Superyacht builders compete fiercely to create the ultimate luxury cruise ships, equipping them with everything from dual helipads and wine cellars to discos, basketball courts and underwater observation rooms. Swiss entrepreneurs and engineers Guillaume Hoddé and Matthieu Ozanne might have them all trumped with the AirYacht. It comes with a 650-foot blimp. What separates it from other superyachts of the world is its ability to cruise not just on the water, but above the water. It can float over mountains, canyons, rainforests and icebergs, hovering over views you’d otherwise only see fleetingly from the cramped cockpit of a low-flying plane or the side window of a noisy helicopter.
“It’s not just a boat; it’s a full concept,” says Hoddé. The three-level, 200-foot yacht is attached to the underside of an air balloon, or airship, as Hoddé calls it. Conceived in partnership with renowned yacht designer Franck Darnet, the boat element or “living quarters” has everything a status-seeking yacht owner could want: 15 luxury staterooms, quarters for 15 staff, jacuzzi, swimming pool, three sundecks, gym, sauna, helipad (for when guests drop in) and a garage for cars and jet-skis.
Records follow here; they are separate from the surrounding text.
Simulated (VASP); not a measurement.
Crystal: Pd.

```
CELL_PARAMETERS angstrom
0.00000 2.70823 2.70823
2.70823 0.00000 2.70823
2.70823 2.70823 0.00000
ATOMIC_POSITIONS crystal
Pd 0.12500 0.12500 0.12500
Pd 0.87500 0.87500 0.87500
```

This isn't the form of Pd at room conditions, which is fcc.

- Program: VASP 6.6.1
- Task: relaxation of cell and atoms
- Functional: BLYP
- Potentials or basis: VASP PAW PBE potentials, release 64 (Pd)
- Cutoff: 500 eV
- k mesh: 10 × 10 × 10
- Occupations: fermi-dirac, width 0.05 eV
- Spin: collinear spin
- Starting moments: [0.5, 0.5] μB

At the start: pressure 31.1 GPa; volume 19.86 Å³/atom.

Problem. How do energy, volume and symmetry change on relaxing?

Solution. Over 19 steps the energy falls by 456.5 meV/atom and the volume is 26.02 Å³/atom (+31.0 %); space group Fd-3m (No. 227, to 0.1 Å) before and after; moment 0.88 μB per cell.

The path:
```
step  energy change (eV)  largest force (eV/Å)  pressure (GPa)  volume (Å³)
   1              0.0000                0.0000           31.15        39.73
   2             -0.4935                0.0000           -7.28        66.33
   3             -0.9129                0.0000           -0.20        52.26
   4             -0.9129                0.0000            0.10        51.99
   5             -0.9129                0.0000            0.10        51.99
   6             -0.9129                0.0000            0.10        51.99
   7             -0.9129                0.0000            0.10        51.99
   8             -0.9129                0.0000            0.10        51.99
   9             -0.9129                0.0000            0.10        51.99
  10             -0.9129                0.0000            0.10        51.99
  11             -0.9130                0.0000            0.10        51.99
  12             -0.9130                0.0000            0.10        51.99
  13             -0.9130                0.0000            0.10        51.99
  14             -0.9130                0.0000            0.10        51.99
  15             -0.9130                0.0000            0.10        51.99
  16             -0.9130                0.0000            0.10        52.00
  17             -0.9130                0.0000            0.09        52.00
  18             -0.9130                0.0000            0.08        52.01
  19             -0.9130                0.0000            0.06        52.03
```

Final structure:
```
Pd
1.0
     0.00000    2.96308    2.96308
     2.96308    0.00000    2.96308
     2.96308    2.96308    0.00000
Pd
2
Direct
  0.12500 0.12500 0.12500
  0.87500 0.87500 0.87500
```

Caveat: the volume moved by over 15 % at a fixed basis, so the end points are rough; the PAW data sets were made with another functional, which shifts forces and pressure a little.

While standard superyachts go from point A to point B by revving up huge engines and churning through the water, imagine, instead, being picked up, ship and all, by a huge blimp that hovers overhead like a mother ship, lowers a system of cables that attach to the yacht, lifts it up and tucks it in. It then carries you off, elegantly and noiselessly, to your next destination, anywhere from 165 feet to 9,000 feet above the water. “It takes less than 30 minutes to raise the vessel,” says Hoddé. “About the same amount of time it takes for a yacht to dock in a harbor.”
If you feel like staying on land for a while, or you’d like to land on your estate, it can set down just about anywhere with special landing gear that secures and balances it on most terrains, short of the side of a mountain. “It’s an airship with a living space that you can detach and put anywhere you want, on water or land. It’s a boat, or it’s a villa, a chalet, whatever you want it to be,” says Hoddé. If you just want to go sightseeing for the day, you can go down, sans yacht, on an elevator attached to cables. It can take you back up later for dinner with a view on one of the three terraces.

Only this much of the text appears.